Park Views
By markle
- 780 reads
Some routes become so familiar it’s hard to see them as they really are each time I walk them – every visit is overlaid by all the visits before. When I was a boy, a teenager, the idea that I would know three parks as well as I knew the Westlands ones would have been crazy. But for a time in London, a walk into “town” would include Hyde, Green and St James’ Parks – the stuff of TV pageantry to my younger self.
When I say “know”, I mean know the routes. In the Westlands, Newcastle-under-Lyme, where I spent my first 18 years, the way through the parks couldn’t be clearer. It’s broad, almost as wide as a road. Plants only encroach in cracks in the big concrete aggregate slabs – and through the trees are old they stand well back.

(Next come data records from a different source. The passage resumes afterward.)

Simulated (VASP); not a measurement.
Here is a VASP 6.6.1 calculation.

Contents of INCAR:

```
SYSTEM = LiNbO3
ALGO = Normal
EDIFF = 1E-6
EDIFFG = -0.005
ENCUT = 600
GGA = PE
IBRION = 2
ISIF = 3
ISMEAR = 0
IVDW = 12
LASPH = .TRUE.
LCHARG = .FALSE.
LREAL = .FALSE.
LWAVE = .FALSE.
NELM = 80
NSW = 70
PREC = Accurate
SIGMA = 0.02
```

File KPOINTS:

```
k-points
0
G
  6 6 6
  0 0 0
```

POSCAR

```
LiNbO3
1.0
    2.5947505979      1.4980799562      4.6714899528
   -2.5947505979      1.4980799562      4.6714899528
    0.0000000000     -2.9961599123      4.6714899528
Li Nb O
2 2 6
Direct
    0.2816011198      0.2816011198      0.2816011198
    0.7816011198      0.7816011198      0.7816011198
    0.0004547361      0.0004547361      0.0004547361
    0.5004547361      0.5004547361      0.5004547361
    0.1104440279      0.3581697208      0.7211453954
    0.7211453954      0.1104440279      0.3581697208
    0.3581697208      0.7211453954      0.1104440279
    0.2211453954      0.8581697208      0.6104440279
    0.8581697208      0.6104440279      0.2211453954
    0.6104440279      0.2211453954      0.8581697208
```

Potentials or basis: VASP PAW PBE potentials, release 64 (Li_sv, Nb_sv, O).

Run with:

Generally it’s the same in the London parks, but sometimes feet have worn a way through the grass, or it’s just quicker to cut across. Why wouldn’t you? The main paths sweat with reflected heat, and joggers are always timing themselves along them, grim-eyed.
But off these routes it can get tricky. Take too many short cuts in Hyde Park and you’ll find yourself at the base of the Physical Energy sculpture yet again. In the Westlands, brambles and nettles fill the last few metres up to back garden fences. In places the ground gets marshy.
If you get off the bus from Oxford at Notting Hill Gate, the parks stretch out ahead. It’s no rural retreat, but it’s quite different from the London that runs along Bayswater to Marble Arch.
This is a place where dust settles, is not kicked up by wheels. A walk through in early summer is full of the rustle of leaf on leaf. For every stretch of short, scorched grass there’s a stand of longer stems, riffling. The white seed heads sway like decorations. There are squirrels, not as tame – or opportunistic – as those encountered later in St James’ Park, but still sleek and fed, their tails draped airily across the branches.
*
I return to this piece after a long interval. I have not returned to either set of parks. My memories of them are jumbled – birds, dandelions, my daughter “making friends” with a ladybird between the beech hedges at the end of one Westlands park. In London, the leaves will be in summer’s last gasp, still green despite the cold winds and sputtering rainbursts crossing the city to strike them. In the Westlands the leafmould smell will hover over damp grass, and small pale fungi will be appearing in little crowds in broad tree stumps.
My memories of those parks go back to very early in my life. I remember that here I tried sucking the sap out from a dandelion stem – don’t ever do that, it tastes revolting. In a field of the main path we sledged, in the years of heavy snow. I remember frozen hands and the jolt of falling through ice into rabbit holes. When I was older, my Scout troop played “wide games” out there. The squirrels were notable wildlife, only one step down from the deer sometimes glimpsed in Hanchurch Woods.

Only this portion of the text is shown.